Data Storage Converter
Convert digital data sizes between bits, bytes, and both decimal (kB, MB, GB, TB) and binary (KiB, MiB, GiB, TiB) units.
Two Different Kilobytes
Ask ten people how many bytes are in a kilobyte and you will get two different answers — 1 000 or 1 024 — and both sides will be right, depending on context. This ambiguity has caused real-world confusion for decades: a "500 GB" hard drive shows up as about 465 GB in Windows, a "128 GB" iPhone holds less than its label promises, and ISPs advertise speeds in megabits while your download manager counts megabytes.

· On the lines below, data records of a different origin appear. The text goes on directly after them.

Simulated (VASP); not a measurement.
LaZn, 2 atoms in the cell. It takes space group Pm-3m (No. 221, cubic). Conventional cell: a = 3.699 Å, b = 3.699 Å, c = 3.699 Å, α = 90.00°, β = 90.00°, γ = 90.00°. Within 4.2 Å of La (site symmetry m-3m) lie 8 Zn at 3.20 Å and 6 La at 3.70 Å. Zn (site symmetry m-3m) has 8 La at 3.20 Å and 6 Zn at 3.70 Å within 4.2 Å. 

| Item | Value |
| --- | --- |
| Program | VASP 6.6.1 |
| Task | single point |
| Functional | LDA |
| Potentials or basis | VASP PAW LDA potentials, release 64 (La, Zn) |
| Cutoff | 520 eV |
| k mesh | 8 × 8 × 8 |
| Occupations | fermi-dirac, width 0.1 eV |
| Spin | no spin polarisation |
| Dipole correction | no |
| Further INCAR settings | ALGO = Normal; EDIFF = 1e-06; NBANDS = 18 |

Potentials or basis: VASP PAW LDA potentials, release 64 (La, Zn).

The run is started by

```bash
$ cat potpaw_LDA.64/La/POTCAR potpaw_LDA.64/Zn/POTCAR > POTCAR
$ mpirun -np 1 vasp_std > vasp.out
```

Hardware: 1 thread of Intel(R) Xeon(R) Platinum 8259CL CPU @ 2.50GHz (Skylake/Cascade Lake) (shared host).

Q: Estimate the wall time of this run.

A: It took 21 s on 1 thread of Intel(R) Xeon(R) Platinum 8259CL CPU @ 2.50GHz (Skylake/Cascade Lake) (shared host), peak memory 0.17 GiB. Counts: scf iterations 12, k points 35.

The root cause is that storage hardware manufacturers adopted decimal (powers of 10) prefixes while software engineers used binary (powers of 2) addresses. The International Electrotechnical Commission (IEC) resolved this in 1998 by defining distinct binary prefixes — kibi (Ki), mebi (Mi), gibi (Gi), and so on — so that 1 KiB unambiguously means 1 024 bytes, and 1 kB unambiguously means 1 000 bytes.
The Decimal (SI) Scale
The SI system defines storage prefixes the same way it defines any physical quantity: by powers of 1 000.
| Unit | Symbol | Bytes |
|---|---|---|
| Kilobyte | kB | 10³ = 1 000 |
| Megabyte | MB | 10⁶ = 1 000 000 |
| Gigabyte | GB | 10⁹ = 1 000 000 000 |
| Terabyte | TB | 10¹² = 1 000 000 000 000 |
| Petabyte | PB | 10¹⁵ = 1 000 000 000 000 000 |
Hard drive and SSD manufacturers, USB drive makers, and memory card vendors all label capacity using these decimal values because they result in larger-sounding numbers. A "1 TB" drive contains exactly 1 000 000 000 000 bytes.
The Binary (IEC) Scale
Computer memory and operating system address spaces work in powers of 2. The IEC binary prefixes capture this exactly.
| Unit | Symbol | Bytes |
|---|---|---|
| Kibibyte | KiB | 2¹⁰ = 1 024 |
| Mebibyte | MiB | 2²⁰ = 1 048 576 |
| Gibibyte | GiB | 2³⁰ = 1 073 741 824 |
| Tebibyte | TiB | 2⁴⁰ = 1 099 511 627 776 |
| Pebibyte | PiB | 2⁵⁰ = 1 125 899 906 842 624 |
Windows, Linux, and macOS historically reported file sizes using binary math but labelled them "KB", "MB", "GB". Modern Linux and macOS have largely switched to SI labels; Windows still uses binary values with "GB" labels by default.
Bits vs. Bytes
Network speeds are measured in bits per second, not bytes. This is a deliberate industry convention: quoting speeds in bits produces a number eight times larger, which looks more impressive in marketing.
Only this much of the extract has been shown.